As the holidays approach us one aspect of it to consider is visiting friends and relatives who live far away to make flying the most practical option. Obviously with all the security concerns and the holiday congestion, traveling can be a real nightmare for anyone. Now add those headaches to the logistics that parents with babies have to face. Okay the easiest thing to do is to just stay home and invite the relatives over instead, but fortunately there are ways around these hurdles if parents find themselves traveling.
One question that comes to mind is when is the best time to travel? Some doctors have told us to try to book red-eye flights during the middle of the week since there would be less people flying so late and there would be less risk of picking up a bug. Then there's the fact that with it being so late people will most likely be sleeping, the plane will be dark so the baby can rest better. It's a good idea but from personal experience I find that midnight flights can be just as crowded and who can predict when a flight will or won't be crowded? There are too many factors involved like location, time of year, and price that it's hard to book a flight in advance weighing those factors. So go ahead and book whichever flight is most convenient and affordable. By the way, parents of newborns may want to pick a flight that would complement their child's schedule but that is hard to predict since the flying experience can interrupt the newborn's inner schedule. As to how soon can a child travel, I've read that it's fine for newborns to fly as soon as a week after they're born but I'm not comfortable with that notion. Their immune systems aren't as strong as older babies and it can be disruptive for the baby not to mention stressful for the new parents. Try to wait until the baby is at least four months old before flying.

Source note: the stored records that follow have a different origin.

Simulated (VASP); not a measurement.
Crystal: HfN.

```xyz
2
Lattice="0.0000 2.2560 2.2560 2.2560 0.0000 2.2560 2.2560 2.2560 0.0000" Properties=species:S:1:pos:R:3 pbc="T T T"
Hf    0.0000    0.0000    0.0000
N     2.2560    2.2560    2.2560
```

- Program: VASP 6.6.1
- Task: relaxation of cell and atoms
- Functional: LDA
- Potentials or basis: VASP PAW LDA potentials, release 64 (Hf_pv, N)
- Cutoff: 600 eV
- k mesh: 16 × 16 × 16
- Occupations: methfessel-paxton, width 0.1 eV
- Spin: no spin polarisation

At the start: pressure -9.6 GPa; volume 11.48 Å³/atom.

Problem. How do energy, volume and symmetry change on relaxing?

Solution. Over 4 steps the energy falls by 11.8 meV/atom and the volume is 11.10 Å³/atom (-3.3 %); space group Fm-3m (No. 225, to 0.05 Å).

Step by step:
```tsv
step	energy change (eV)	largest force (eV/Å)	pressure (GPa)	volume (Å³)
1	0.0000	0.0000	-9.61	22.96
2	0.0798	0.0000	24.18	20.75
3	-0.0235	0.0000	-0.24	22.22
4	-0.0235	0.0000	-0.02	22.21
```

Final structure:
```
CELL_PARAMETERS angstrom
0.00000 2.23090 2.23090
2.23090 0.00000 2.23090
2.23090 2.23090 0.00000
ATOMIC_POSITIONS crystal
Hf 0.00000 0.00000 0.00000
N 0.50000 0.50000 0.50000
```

Then there's the question of whether or not to bring the baby's car seat on the flight. Or in other words, should an extra seat be bought for that car seat? Under FAA rules, tickets don't have to be purchased for children under two years old provided that the child is placed on the parent's lap during the flight. Parents who opt for this can check the car seat and spend the entire flight with a potentially fussy baby on their laps which makes for an uncomfortable flight for both. At least the on-flight car seat gives parents another option.
Also safety experts will agree that the same rules of physics that apply in a car will apply in a plane. Besides once the flight is over, parents will most likely need a car seat for ground transportation if they haven't checked in a seat. If renting an automobile, car seats can be rented but for myself I would feel more comfortable using the car seat I regularly use for my own child since I know its quirks. Just make sure that the car seat is FAA approved. Usually they have labels on them that would state this fact.
If possible try to book the coveted bulkhead seats though as most air travelers know this can be quite hard. The best reason for vying for these seats is the extra space they provide. The only problem is that necessities like diaper bags must be stowed overhead. If the bulkhead seats are taken try to get the very back of the plane since it's out of the way and the loud engine noise may sooth babies to sleep. Be aware that if using a car seat that it must be installed in the window seat so that the aisle areas are kept clear. And don't think about asking for the exit rows, airlines want to place people there who can actually perform the emergency operation and not be burdened with an infant.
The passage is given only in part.